3 min read
28 Mar
28Mar

After a year of multiple Lockdowns, social distancing, and isolation…. we are almost free to gather in groups again in our gardens…. But do we want to? Yes, is the first answer. But upon more reflection: are we really ready? 

This has been a time of forced-upon reflection for many. Some brave souls have had to address immediate living situations which needed to be changed. I send my strength and respect to those victims of DV and hope they find peace and support they so deeply deserve. 

It has become evident to me that many others in my 50+ segment are caught in their own minds: spinning in a maelstrom. This frustration which naturally compounds at 50+ - why do GPs automatically prescribe anti-depressants?-, grows exponentially more when in a forced upon lockdown. Is this really the partner I’m spending the Next Half Century with? When will my kids stop moaning? Are my kids moaning (i.e., communicating) enough? What about MY OWN needs: my job, the career I yearn for, my dreams and aspirations…when can I address these issues without the chokehold of a house that is full of family members and their needs? 

For some the maelstrom is the hollow sound of nothingness: of living alone and the painful din of silence and choke hold of loneliness. Lockdown has drained us all. 

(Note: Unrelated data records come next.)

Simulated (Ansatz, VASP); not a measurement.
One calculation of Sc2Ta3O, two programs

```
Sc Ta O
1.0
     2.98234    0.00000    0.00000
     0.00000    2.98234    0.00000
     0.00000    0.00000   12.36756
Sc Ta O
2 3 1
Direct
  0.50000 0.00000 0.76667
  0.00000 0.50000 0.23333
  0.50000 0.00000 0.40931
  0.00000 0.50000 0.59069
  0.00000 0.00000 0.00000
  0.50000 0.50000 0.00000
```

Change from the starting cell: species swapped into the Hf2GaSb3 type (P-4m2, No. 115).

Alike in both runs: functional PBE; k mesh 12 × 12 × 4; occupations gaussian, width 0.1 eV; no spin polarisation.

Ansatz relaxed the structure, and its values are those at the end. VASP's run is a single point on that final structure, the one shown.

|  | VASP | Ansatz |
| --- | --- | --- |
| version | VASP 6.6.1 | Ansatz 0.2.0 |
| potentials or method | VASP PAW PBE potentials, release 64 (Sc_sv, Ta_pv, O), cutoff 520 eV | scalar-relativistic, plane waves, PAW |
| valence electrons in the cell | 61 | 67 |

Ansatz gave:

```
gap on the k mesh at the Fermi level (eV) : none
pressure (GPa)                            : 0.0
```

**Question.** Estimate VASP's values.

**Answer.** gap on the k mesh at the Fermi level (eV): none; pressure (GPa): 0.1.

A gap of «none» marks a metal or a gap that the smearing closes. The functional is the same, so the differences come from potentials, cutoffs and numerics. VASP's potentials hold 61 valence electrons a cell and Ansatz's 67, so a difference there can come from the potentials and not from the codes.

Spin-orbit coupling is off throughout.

Natural generational pressures of parents ageing, teens growing and leaving home and mid-life questions of contentment have magnified for many during lockdown. You are not alone. We all know- or are- the woman who left her career and is trying to figure out how to return. Some achieve this with success. Many do not. The lucky still-employed are facing the burdens of managing their “day jobs” whilst balancing their responsibilities of being a good xxxxx (fill in the blank: mother, child, partner…all of above).  The pressure is at breaking point.

Lessons from Lockdown:

Do we need reflection and time to make our own goals before we jump into socialising again? The answer is yes. Let's use this time to reflect upon what we've learned during lockdown. What is important to you individually? What are your values, goals? Label them, know them, and carry them into the now re-opening society. Let us also recognise the world outside has changed. 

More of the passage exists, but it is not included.